BAGHDAD, Iraq - Three massive vehicle bombs exploded Monday near the Palestine Hotel, home to many Western journalists, killing at least 20 people. Dramatic TV pictures showed one of the bombers driving a cement truck through the concrete blast walls that guard the hotel, then blowing up his vehicle.
Iraq's national security adviser, Mouwafak al-Rubaie, said the attack - which appeared well-planned - was a "very clear" effort to take over the hotel and seize journalists as hostages.
One of the car bombs exploded near the police position on the northeast side of Firdous Square, where a statue of Saddam Hussein was toppled in April 2003 shortly after the fall of Baghdad, and more than 100 yards east of the hotel. Security officials said a third bomb struck the area around the same time. All three were believed to be suicide attacks.
"Three cars came from three different roads in succession to create security breaches for terrorists," al-Rubaie told The Associated Press in a telephone interview, adding that they were armed with rocket-propelled grenades and light arms.

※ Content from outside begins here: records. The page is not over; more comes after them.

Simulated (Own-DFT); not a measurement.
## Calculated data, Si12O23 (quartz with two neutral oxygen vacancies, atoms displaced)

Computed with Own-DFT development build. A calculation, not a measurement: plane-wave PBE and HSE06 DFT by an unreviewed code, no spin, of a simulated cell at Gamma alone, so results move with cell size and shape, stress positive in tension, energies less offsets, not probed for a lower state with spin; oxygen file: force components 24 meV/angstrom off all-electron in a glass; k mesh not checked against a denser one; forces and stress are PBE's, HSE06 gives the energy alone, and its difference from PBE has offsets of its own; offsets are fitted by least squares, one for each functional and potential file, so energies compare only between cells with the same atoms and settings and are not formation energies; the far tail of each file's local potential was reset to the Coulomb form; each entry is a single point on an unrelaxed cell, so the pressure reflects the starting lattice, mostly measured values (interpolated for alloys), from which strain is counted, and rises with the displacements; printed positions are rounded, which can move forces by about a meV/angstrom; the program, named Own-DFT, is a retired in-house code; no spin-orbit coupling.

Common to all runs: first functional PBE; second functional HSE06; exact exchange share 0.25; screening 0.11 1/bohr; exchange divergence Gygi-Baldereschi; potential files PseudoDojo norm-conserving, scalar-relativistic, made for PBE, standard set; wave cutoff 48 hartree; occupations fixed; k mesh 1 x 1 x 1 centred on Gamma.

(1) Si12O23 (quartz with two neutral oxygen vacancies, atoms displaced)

"The plan was very clear to us, which was to take security control over the two hotels, and to take the foreign and Arab journalists as hostages to use them as a bargain."
The U.S. military said no U.S. troops were injured. It counted 10 dead Iraqis.
A U.S. Bradley Fighting Vehicle parked inside the compound was destroyed in the blast. No one was inside at the time.
The security adviser said at least 40 people were injured, most of them passers-by. Another official, Deputy Interior Minister Hussein Kamal, said four or five Iraqi police were among the dead.
APTN footage showed that one of three vehicle bombers had penetrated the concrete blast walls surrounding the hotel compound before exploding.
The cement mixer exploded in a huge ball of flame and a cloud of smoke.
Iraqi security officials said the blasts occurred two minutes apart, not long before Muslims marking the Islamic holy month of Ramadan were preparing to break their daylong fast. Shortly before the explosion, a truck came under fire nearby, according to APTN.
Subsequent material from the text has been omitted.